The U.S. Air Force began preparing for war on May 23, 1967
May 23, 2017 8:15 AM   Subscribe

On this day, another atomic war scare. "a colossal solar radio burst" (McMath Plage Region 8818) hit important high-altitude sensors, and was interpreted as Soviet radio jamming, which could have been part of an unfolding attack. Space weather forecasters, aided by Pioneer 7, saved the day. (Abstract)
posted by doctornemo (7 comments total) 11 users marked this as a favorite
Luckily, those were the days when our leaders believed in science.
posted by Thorzdad at 8:51 AM on May 23, 2017 [3 favorites]

It never occurred to me how the rare chances to see aurora in the mid 30s of latitude could have such a sinister undertone. I guess the Soviets didn't have similar over the horizon radar that was affected so severely by geomagnetic storms yet? Given that we've heard about several other close calls on their side, I'd expect to have heard about it if they had been affected by the same event.
posted by wierdo at 9:49 AM on May 23, 2017

Huh, so I nearly got nuked the day I was born? It amazes me that we got out of the 20th century alive.
posted by tavella at 10:53 AM on May 23, 2017 [1 favorite]

Happy birthday, tavella!
posted by ZaphodB at 11:00 AM on May 23, 2017 [2 favorites]

It was also the day the Pink Floyd recorded See Emily Play.

Cosmic, man.
posted by Devonian at 2:43 PM on May 23, 2017 [1 favorite]

Thanks, ZaphodB!
posted by tavella at 2:48 PM on May 23, 2017

Interesting timing. Because on July 2, 1967 the Vela satellite program, looking for nuclear weapons signatures, chanced on the first evidence of gamma-ray bursts.

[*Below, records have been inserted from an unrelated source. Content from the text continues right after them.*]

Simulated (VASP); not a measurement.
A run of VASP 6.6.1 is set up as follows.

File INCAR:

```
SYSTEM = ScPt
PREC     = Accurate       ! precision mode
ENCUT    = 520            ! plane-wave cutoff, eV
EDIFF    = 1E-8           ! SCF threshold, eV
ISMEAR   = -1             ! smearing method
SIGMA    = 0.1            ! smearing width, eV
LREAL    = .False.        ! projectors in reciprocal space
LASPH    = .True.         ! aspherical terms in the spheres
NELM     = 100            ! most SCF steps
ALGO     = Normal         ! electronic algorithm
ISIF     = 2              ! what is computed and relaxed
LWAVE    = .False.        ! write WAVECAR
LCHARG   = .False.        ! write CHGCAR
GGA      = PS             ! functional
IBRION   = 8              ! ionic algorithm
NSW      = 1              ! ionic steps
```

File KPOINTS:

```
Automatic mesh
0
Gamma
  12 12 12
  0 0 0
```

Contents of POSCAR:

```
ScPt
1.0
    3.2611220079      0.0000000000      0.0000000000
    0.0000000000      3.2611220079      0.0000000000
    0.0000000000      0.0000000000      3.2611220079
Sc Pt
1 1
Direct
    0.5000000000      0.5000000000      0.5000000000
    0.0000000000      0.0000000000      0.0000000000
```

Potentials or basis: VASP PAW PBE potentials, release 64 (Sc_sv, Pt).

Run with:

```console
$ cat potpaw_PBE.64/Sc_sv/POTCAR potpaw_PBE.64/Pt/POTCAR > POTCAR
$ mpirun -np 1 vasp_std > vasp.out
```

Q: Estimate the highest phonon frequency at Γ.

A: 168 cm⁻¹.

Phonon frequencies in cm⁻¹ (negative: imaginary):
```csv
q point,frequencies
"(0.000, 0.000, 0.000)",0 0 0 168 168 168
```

It took 6 years for the discovery to be published ... but it was.
This alerted the astronomical community to the existence of gamma-ray bursts (GRBs), now recognised as the most violent events in the universe.
So at least, not all of that self-destructive, paranoia-fuelled junk was a complete waste of money. Not that we quit doing that, of course.